Opaque, variegated ruby-red, brown and orange glass (known as 'realgar-glass'); with a flat lip and recessed flat foot surrounded by a protruding rounded footrim; the narrow sides carved with mask-and-ring handles 1770-1840 Height: 6.22 cm Mouth/lip: 0.62/1.39 cm Stopper: coral; pearl finial
Condition: irrelevant miniscule nibble to inner lip; two irrelevant miniscule chips polished on the lip itself; otherwise in workshop condition
Exhibited: British Museum, London, June-October 1995 Israel Museum, Jerusalem, July-November 1997
Commentary: Once realgar-glass was established as a standard type, it was free to evolve within the framework of glassmaking, leading to endless possibilities. Glass like this, despite being an obvious part of that evolution, has become quite different from the material that originally inspired it. At first glance, were we unaware of the popular development of realgar-glass at court, we might believe this example to have been inspired by jasper or agate as expressed through the colourful medium of the glassmaker. The colour range, however, is the same as in classic realgar-glass: ruby-red (turned to vermillion by the orange with which it is mixed) and brown (here turned to khaki, again by the mixture with yellowish-orange). This example looks atypical only because of the large areas of this khaki-brown colour. The streaky orange areas are typical of realgar-glass.
Kleiner dated this bottle very early, suggesting a range from 17001760, with the imperial glassworks as provenance, citing a similar bottle with a Guyue xuan mark (Moss, Graham, and Tsang 1993, no. 346) to support his attribution. The palace remains a likely place of manufacture, but the Guyue xuan mark could not have been used prior to about 1767, when the Guyue xuan was built.
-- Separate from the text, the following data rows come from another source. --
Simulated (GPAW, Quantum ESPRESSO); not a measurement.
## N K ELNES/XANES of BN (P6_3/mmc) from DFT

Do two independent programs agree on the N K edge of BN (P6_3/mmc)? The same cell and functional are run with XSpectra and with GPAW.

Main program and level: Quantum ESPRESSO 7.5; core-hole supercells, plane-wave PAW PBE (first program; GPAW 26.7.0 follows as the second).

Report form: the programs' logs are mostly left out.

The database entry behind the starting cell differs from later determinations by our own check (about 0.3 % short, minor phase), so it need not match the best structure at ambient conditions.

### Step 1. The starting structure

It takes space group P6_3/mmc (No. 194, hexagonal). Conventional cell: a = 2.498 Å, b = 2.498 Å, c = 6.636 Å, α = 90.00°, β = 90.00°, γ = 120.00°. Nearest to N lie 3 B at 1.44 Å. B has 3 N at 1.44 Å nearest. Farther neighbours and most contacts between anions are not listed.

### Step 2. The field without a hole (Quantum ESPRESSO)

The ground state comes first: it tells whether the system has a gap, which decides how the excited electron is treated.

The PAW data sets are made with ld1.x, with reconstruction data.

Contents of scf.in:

There is another compelling reason to ascribe a mid-Qing date to this bottle. Mask handles on early-eighteenth-century bottles tend to follow the ancient models, taken from vessels of the Bronze Age of China. The standard rings on these vessels were originally functional, and made circular because that was the most practical shape. It seems unlikely that exaggeratedly elongated rings of this sort would have appeared much before the second half of the Qianlong reign, when the need was felt to have something new and innovative. It is also interesting to note that while there are no bottles with elongated ring-handles that can be dated to the early eighteenth century with complete certainty, and the majority of Qianlong examples have circular rings, exaggeratedly elongated rings are standard for the school of glass-carving attributed to Yangzhou, and known to have flourished in the early nineteenth century. With the Guyue xuan mark on the J & J bottle, probably made shortly after 1767, we begin to perceive the trend towards an oval ring in preference to such an exaggeratedly elongated one, as we do on another similarly marked bottle in this collection (Treasury 5, no. 780). It is likely that the evolution of the mask into creatures other than taotie was also a feature of the Qianlong period. Here, the eyebrows of the standard model have been swept upwards to curve into two long, horn-like shapes flanking the bald pate. They are similar in feeling to the masks with elongated, upward sweeping eyebrows on Treasury 5, no. 772, which offers perhaps a better comparison with this bottle, and can be dated to the mid-Qing period by its mark.
Hints of transparent ruby-red can be discerned round the neck and near the base on one side, suggesting that in this case it was applied mainly on the surface and has been partly lost to the carving and polishing process, despite the fact that the concentric rings around the mouth prove this bottle to have been blown. The lapidary's function extended further than simply adding mask handles and detailing mouth and foot here, however, as suggested by the interruption of the swirls of yellow glass where the masks are carved. The entire surface of the bottle seems to have been reduced by a millimetre or two to achieve the perfect formal integrity desired by the carver.